Best practices for bulk load

Hello,

I want to test my working data set under FoundationDB and stuck with a very slow initial insert speed. I can’t figure out how to make importing faster and what are the best practices here.

I use several concurrent goroutines for inserting with 5MB batches sizes. But with a 3 node cluster and double ssd configuration it works really slow and time-to-time I loose my cluster according to fdbcli status command:

fdb> status  details

Using cluster file `/etc/foundationdb/fdb.cluster'.

Could not communicate with a quorum of coordination servers:
  192.168.1.1:4500:tls  (unreachable)
  192.168.1.2:4500:tls  (unreachable)
  192.168.1.3:4500:tls  (unreachable)

Also I can get:

Data:
  Replication health     - (Re)initializing automatic data distribution
  Moving data            - unknown (initializing)
  Sum of key-value sizes - unknown
  Disk space used        - 265.770 GB

Or:

Data:
  Replication health     - Healthy (Rebalancing)

So my questions are:

  • If I import into one node cluster and then add 2 other nodes, will it be faster? Any thoughts or best practices?
  • Maybe there is a way to make data durability less strong? Disable fsync() for an import stage?

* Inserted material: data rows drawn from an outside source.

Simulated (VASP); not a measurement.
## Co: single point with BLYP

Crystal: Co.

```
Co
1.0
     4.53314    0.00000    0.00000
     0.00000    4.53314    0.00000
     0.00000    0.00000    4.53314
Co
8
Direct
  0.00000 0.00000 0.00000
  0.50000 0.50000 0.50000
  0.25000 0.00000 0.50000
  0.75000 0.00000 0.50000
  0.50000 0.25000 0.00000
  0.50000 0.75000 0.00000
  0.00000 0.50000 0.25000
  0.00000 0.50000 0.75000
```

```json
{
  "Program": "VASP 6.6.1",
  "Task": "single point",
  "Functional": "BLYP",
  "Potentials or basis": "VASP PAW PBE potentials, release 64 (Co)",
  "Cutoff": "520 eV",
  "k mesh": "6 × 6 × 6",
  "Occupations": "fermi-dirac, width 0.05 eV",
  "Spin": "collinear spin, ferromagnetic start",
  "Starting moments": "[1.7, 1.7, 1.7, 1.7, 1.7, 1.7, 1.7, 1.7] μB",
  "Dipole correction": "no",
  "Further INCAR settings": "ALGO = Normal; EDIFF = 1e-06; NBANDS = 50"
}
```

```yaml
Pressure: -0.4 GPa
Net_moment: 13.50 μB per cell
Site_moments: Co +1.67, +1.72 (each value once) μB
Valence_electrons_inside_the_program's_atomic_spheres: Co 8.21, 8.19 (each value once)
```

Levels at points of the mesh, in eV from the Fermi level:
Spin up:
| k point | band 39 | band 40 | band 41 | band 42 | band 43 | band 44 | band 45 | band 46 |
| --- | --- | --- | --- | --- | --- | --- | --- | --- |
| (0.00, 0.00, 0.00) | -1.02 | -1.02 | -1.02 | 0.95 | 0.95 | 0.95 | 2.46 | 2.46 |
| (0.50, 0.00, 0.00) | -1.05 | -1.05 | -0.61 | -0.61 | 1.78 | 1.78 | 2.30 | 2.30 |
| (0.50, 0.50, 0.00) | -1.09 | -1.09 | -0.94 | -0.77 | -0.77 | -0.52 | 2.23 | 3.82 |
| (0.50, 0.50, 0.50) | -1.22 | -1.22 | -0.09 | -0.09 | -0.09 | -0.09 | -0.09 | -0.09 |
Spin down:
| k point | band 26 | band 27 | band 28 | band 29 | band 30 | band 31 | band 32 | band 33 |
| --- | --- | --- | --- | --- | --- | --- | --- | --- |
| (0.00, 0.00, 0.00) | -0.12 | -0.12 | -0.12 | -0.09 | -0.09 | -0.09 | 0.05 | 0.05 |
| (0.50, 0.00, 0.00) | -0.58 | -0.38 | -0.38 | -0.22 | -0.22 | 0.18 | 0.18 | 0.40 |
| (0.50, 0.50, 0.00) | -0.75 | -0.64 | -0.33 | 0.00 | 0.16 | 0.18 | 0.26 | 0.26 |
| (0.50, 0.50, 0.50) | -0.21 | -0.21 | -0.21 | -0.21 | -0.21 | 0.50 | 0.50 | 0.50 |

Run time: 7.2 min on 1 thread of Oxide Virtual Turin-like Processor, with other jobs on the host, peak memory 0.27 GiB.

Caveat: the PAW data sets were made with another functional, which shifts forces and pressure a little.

Are you inserting keys in a sequential order?

Try randomizing the order to spread the load around the cluster rather than it all hitting one machine at the beginning or end of the key space you’re writing to.

I don’t think 5mb is optimal and is probably too high. I have never written that much in a transaction before during my testing over the last few weeks.

The client library is single threaded regardless of how many goroutines you start (AFAIK), so splitting the load across multiple processes should also increase parallelism which is needed to fully use the cluster. This will only work if you’re splitting the keyspace you’re writing to as well.

1 Like

Are you inserting keys in a sequential order?

Yes, I’m doing full scan from another b-tree like db and inserting into FoundationDB.

I don’t think 5mb is optimal and is probably too high. I have never written that much in a transaction before during my testing over the last few weeks.

The client library is single threaded regardless of how many goroutines you start (AFAIK), so splitting the load across multiple processes should also increase parallelism which is needed to fully use the cluster. This will only work if you’re splitting the keyspace you’re writing to as well.

Thank you for sharing your experience and thoughts. Will try to use several processes and sort out how to randomize keys.

1 Like

I got the best results in Go by starting a goroutine for each transaction, having them do encoding/packing and then performing the actual transaction, because they do work initially and then block for a while.

With that, I can insert a rough average of 60k key-values per second or around 10k transactions on a single node cluster.

Normally in Go, this practice will overload the scheduler and cause a deadlock, so it does seem counterintuitive, though in this case, it is how I could get optimal performance.

I don’t need to set an upperbound on the number of goroutines though you might want to just in case.

If you are bulk loading data that cannot possibly conflict with any other transactions, you may want to look at setting the SetReadYourWritesDisable option, and also maybe playing with SetNextWriteNoWriteConflictRange

WARNING: this may break some ACID guarantees, because these writes will not be seen by concurrent transactions. You may not care if you are restoring/important data while nothing else is running, or if you have another flag somewhere to “publish” the data for readers.

Technical details

Internally, the fdb client creates an implicit write conflict range for all keys that are inserted or mutated. The list of all write conflict ranges is sent to the cluster alongside the mutations when the transaction commits, and the conflict ranges will be checked by the cluster (for write conflicts, they will be stored somewhere to make other transaction conflicts!).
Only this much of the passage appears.